A small KiwiSaver provider is standing by its cryptocurrency offering, despite the recent downturn for the digital money.
Kōura recently launched the country's first green crypto fund, which invests in Bitcoin and offsets the high carbon emissions associated with the asset, through the purchase of carbon offsets.
But it has come at a time when Bitcoin has lost more than half its value from its peak last November.
Kōura managing director Rupert Carlyon said like all investments, crypto is a long-term game and too much has been invested for it to fail.
"I would be very surprised if the large institutional investors pulled back permanently from here. I mean you look at a company like Fidelity who we're investing with, they have spent many, many hundreds of millions of dollars building custody platforms and ways in which institutional investors can access these products.
"We've seen that across the entire industry ... and that's because people do see the long term potential in these products."
Carlyon said he struggled to see how the current market crash would cause all of that work to unwind.

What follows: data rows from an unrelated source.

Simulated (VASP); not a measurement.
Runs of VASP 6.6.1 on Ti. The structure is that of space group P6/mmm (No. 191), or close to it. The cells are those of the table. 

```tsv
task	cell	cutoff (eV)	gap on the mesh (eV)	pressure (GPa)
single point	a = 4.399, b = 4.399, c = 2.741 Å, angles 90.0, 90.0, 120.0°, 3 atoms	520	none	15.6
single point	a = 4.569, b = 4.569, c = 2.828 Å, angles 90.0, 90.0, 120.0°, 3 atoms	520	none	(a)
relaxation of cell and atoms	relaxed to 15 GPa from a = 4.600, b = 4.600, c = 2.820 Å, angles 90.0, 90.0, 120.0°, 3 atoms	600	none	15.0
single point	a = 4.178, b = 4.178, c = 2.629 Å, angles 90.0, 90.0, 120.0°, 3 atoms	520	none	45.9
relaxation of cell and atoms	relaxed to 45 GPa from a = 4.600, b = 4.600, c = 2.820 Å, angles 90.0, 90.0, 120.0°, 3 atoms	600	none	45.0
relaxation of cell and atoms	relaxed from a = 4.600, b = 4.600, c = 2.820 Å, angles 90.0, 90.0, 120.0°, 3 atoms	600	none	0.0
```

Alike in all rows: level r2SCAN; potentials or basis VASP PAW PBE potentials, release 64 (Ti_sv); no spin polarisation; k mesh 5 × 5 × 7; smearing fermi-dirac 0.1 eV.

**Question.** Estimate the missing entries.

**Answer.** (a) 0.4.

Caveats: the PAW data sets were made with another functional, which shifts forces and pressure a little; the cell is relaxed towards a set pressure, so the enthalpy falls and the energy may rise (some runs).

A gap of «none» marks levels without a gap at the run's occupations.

He said the recent crash was "definitely not cause for panic".
"This is really what being a crypto investor is all about unfortunately, it's a product which is highly volatile and experiences significant ups and downs."
Carlyon said it was still early days for crypto, similarly to how the Internet was in its early days when the dot-com bubble burst.
"There's no question that at that point in time, the market got ahead of itself and ... it was pricing users and no one really had a clear revenue model.
"You look at Amazon, Microsoft, Apple, three of the largest companies in the world at the moment [and] they had all went through that period and now have come out the other side."
He said what it showed was the value of long term thinking.